Long-lasting dust rings in gas-rich disks: sculpting by single and multiple planets

TL;DR

This paper investigates how dust rings in protoplanetary disks can form and persist longer than gas rings due to pressure maxima created by planets, with simulations showing dust trapping and decoupling effects.

Contribution

It introduces a mechanism involving planetary gaps and pressure maxima that explains long-lasting dust rings, supported by 2D hydrodynamical simulations.

Findings

Dust rings form between planets or at gap edges due to pressure maxima.

Large dust particles decouple from gas and remain in rings longer.

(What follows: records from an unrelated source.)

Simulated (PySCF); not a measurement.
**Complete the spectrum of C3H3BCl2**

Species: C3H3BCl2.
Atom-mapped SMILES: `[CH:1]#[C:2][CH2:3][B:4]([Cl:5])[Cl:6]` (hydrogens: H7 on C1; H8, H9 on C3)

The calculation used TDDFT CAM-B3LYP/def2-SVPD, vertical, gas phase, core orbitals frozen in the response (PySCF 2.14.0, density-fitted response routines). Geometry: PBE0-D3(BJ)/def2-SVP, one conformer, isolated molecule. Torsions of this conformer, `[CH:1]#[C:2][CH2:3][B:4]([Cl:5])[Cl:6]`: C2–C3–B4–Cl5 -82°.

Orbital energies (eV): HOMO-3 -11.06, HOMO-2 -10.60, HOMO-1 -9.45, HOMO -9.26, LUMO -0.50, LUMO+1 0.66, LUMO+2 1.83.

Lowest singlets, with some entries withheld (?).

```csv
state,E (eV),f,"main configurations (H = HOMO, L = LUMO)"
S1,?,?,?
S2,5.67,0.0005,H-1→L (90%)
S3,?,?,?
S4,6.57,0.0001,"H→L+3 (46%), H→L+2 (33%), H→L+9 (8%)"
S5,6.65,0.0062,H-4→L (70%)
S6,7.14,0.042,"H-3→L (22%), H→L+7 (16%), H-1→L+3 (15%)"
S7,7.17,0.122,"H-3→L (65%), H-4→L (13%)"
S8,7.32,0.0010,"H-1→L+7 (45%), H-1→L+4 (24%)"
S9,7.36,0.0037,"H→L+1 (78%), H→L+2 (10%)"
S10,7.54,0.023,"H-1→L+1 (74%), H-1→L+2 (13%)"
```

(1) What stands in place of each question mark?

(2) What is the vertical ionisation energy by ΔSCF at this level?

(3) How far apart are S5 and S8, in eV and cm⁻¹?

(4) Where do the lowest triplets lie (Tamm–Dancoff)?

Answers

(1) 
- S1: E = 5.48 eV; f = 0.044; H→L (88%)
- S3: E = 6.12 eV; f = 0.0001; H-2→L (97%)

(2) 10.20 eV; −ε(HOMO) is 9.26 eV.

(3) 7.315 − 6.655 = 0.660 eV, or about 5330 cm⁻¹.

Trapping and decoupling are most effective for millimeter and centimeter grains at ~10 au.

Abstract

We propose a mechanism by which dust rings in protoplanetary disks can form and be long-lasting compared to gas rings. This involves the existence of a pressure maximum which traps dust either in between two gap-opening planets or at the outermost gap edge of a single or multiple planet system, combined with the decoupling of large dust particles from the gas. We perform 2D gas hydrodynamical simulations of disks with one and two giant planets which may open deep or partial gaps. A gas ring forms in between two planets such that the surface mass density is higher than on either side of it. This ring is a region of pressure maximum where we expect large grains, which are marginally coupled to the gas and would otherwise be subject to radial drift, to collect. Such a pressure maximum also occurs at the outermost gap edge in a disk with one or more planets. We infer the dust evolution in these regions as the gas disk evolves, to understand the longer term behavior of the resulting dust rings. Over time the gas surface density in the ring(s) decreases, which may cause the larger trapped particles to decouple. Consequently, these particles are expected to stay in ring structure(s) longer than the gas. For a Minimum Mass Solar Nebula model, we expect that millimeter and centimeter-sized grains in the outer O(10) au would most likely undergo this trapping and decoupling process.